A police constable has won a sex discrimination claim after an industrial tribunal found that the Police Service of Northern Ireland was wrong to transfer a firearms officer out of his unit for refusing to shave his moustache.
The case relates to a new health and safety policy introduced by PSNI in January 2018. It stated that officers “routinely” required to wear respiratory protective equipment (RPE) at short notice as part of their duties had to be clean shaven.
Prior to December 2017 the claimant, Constable Downey, wore a beard. In anticipation of the introduction of the new policy he shaved off his beard but retained a moustache. A test to ensure the RPE worked as intended was carried out on Downey and showed that his moustache did not interfere with the seal or valves of the respirator.
When Downey refused to shave off his moustache in February 2018, PSNI transferred him out of the armed response unit (ARU) to roads policing.
At tribunal, the claimant compared his treatment with two female officers in the unit, both of whom had long hair. The PSNI policy stated: “In the interests of health and safety, hair should be worn so that it is cut or secured above the collar.”
It was not disputed that both officers had long hair not secured above the collar during ARU deployment. Neither officer was subject to a requirement to cut their hair, or face redeployment to alternative duties.
The female officers were unable to secure their hair above the collar because of their ballistics helmet; instead they would wear pony tails, which the tribunal heard constituted a “grab risk” where they could be overpowered.

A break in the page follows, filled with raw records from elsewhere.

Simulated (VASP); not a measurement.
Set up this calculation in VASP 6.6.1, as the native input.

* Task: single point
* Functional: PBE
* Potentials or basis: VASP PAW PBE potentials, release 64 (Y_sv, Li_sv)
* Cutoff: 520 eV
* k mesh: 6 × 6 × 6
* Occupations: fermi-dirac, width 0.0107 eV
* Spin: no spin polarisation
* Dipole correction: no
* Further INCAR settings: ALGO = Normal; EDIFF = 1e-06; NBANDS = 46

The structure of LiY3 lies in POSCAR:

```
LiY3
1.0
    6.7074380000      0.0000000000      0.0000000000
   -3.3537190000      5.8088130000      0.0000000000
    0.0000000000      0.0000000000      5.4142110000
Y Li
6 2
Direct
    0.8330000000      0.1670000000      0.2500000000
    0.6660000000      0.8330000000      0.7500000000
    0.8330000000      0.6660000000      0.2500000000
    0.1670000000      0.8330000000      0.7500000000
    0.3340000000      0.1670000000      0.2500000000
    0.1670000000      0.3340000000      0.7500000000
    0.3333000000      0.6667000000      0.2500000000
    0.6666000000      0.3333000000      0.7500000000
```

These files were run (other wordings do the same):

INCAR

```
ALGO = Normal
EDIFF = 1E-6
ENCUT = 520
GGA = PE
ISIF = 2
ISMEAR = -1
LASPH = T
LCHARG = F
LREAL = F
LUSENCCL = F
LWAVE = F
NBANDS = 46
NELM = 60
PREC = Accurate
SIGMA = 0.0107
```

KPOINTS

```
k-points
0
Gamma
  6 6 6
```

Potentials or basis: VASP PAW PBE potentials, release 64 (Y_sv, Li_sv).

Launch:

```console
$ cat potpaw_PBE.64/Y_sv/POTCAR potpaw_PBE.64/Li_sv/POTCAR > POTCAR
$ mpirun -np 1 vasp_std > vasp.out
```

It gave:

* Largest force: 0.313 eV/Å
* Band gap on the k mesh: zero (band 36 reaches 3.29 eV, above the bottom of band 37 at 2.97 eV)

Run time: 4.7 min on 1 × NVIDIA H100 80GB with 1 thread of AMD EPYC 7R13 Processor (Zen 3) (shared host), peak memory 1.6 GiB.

Interviewed by BBC Northern Ireland, Constable Downey said: “To be turfed out of the unit, with little or no notice, for refusal to shave off a moustache, which doesn’t affect the equipment I’ve been issued with, is total madness.”
He added: “The policy itself was being enforced against men under health and safety grounds, and yet females within our unit had hair in contravention of the same policy, not facial hair but head hair, where there was a grab risk.”
The respondents argued that the female officers were not appropriate comparators, but the tribunal disagreed.
In her tribunal decision, Judge Gamble said: “The tribunal finds that the PSNI could reasonably have required the female officers deployed within the ARU to have cut their hair to a shorter style for health and safety reasons (to allow the hair to be secured whilst maintaining a good fit from the ballistics helmet) or face a transfer out.”
She added: “The tribunal has no issue in accepting that some restriction of facial hair in the case of officers who may have had to deploy using RPE is justified. The claimant also accepts the necessity of some restriction on facial hair.
“However, the tribunal finds that a complete ban on facial hair has not been justified by PSNI, as it has failed to persuade the tribunal that it corresponded with a real need of PSNI at that time.”
The unanimous decision of the tribunal was that Downey was discriminated against contrary to the Sex Discrimination (NI) Order 1976. Downey’s claims for direct and indirect sex discrimination succeeded, but a claim for victimisation was dismissed.
PSNI was ordered to pay Downey £8,500 for injury to feelings plus lost overtime and interest, totalling £10,000.
Niall McMullan a partner at Worthingtons Solicitors, who represented Downey, told the BBC: “This is a significant ruling by the industrial tribunal, because it has essentially declared that the current PSNI policy is discriminating indirectly against males, in as far as the application of the policy is concerned.
“I would like to see serious steps taken by the PSNI in relation to this decision. The tribunal were unequivocal in so far as they want the PSNI to review this decision and to ensure it has a less discriminatory effect on not just my client, but all male officers who it is relevant to.”
A spokesperson for PSNI said it was aware of the tribunal’s findings and was currently examining the detail.